7 tips for making your charity more sustainable, and scalable to boot!

Charity generally conjures an image of endless giving: a one-way flow of resources, money and time to people or communities in need. But that’s not how we see things at Hello World. We know that the best way to support people is to supply them with the tools they need to be self-sufficient. Sustainability is an overused word but it is at the heart of all we do.

Written by Katrin McMillan

Ø1. Encourage Community-Ownership

The Hello Hubs are community-built which means that everyone is encouraged to come along to the build and help with the construction, from the youngest to the oldest,  men and women. By building in this way, each individual has ‘skin in the game’ and the community takes ownership of its hub. We go even further, we ask communities to invest by donating the land for the hub – requiring buy-in from the elders and leaders in the community. The community takes responsibility for the longevity of the hub, and ensures fair access for all.

Douglas Alinaitwe from Ruhoko Hub in Nakivale Refugee Settlement put it best when he said; “Everyone always plays a very big role in the hub building, no matter the age, religion, country, tribe, colour just because of one thing… it belongs to everyone.”

Image: You might be too little to use the heavy tools but you’re never too small to paint the seats at your Hub.

Image: The community chooses how they make the seats and what materials they will use, from bricks, tyres, bottles and wood.

Image: Break time on the build and the Hub engineers say hello to the baby bump and turn their attention to thinking names.

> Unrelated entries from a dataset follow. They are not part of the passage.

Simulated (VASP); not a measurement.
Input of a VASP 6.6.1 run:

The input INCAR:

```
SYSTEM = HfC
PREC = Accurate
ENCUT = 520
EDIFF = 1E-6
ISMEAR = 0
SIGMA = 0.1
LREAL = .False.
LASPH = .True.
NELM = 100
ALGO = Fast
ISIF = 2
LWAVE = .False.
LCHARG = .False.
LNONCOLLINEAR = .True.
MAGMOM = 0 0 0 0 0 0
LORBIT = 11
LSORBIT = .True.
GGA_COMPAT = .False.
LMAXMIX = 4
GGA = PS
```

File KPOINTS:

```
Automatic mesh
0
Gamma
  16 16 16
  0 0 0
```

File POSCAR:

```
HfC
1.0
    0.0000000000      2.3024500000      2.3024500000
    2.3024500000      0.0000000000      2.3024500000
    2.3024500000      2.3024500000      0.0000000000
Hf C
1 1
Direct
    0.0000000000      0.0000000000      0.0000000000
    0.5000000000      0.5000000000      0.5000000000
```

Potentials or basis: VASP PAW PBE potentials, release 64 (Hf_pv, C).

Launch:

Ø2. Create Transferable Skills

Once the hub is constructed, the community are taught how to maintain and use it – valuable transferable skills. This keeps operating costs down and ensures the hub continues to function long after we have left. We always invite those who have built a Hub to go on to teach other communities how to build theirs, and we recruit our ever-growing team from the Hub communities that we have worked in.

Ø3. Leverage the Wider Community with Local Partnerships

Hello World believes that successful community-owned Hello Hubs require strong local partnerships with community-based organisations like Unleashed and Imagine Her as well as support from infrastructure partners who have a stake in the success of Hello World. We are lucky to be partnered with Ugandan-owned Roke Telkom and Nepalese-owned Everest Link, the Internet Service Providers who donate the massive data sets to connect the Hubs to the Internet. No small donation, our kids are using 10Mbps of data a month to learn, play and call home.

Technology giants like Google’s project loon will be a perfect future partner for connecting our communities to the internet

Ø4. Source Locally

Hello World sources from local suppliers wherever possible so that the local economy is bolstered by our work.

Ø5. Build Sustainable Infrastructure

We aim to work with the poorest communities (and we do a baseline poverty index as part of our impact measurement to check that we are achieving that goal). Working in the most marganilised and disadvantaged communities means that there is often no local infrastructure at all, like power, water or internet towers. 

The hubs must therefore be energy-autonomous. The Hub kit includes a solar-power station to power the 8 screens, to provide charging ports for personal devices, and lighting so that the Hub is safe at night. Often the Hello Hub is the only lit area in the community by night.  In some places, there may be a lack of sunshine. So our ingenious engineering team has also designed a pedal-powered magneto Hello Hub! You’ll soon see it in action in the Amazon Rainforest – and starring in the next X-men movie!

Ø6. Establish Sustainable Funding Models

We are working on partnerships to monetise the Hello Hubs so that they will be financially sustainable (or as close as can be). Because many thousands of people use the Hubs and they have an iconic design it’s a good place to position carefully chosen advertising that funds the ongoing upkeep of the Hub. We are also experimenting with a click-through to the Internet in Nepal with banner ads.

Ø7. Create Jobs

We see a lot of businesses spring up from the Hubs because people research and launch their business ideas. Tailoring (using the web to source new designs and inspiration), hair salons (hair braiders learning via online tutorials), engineering (skills acquired on the building and managing the Hubs), photography and film editing, music production, coding and web design, typing and secretarial skills, to name a few. Now we have launched additional vocational training for community business collectives so that Hub users are skilled enough to fill the local demand for jobs and   – we hope – will close the loop and go to work for our Internet and infrastructure partners. A homespun solution to the unemployment crisis and lack of skilled labor to fill the jobs that are available locally. Part of the income from these Hello Hub community-businesses will go back into building more Hubs. 

Partnerships with microfinance organisations like Grameen and other charities doing Village Savings and Loans like CARE  can leverage our ready-made community infrastructure to these Hello Hub business start-ups.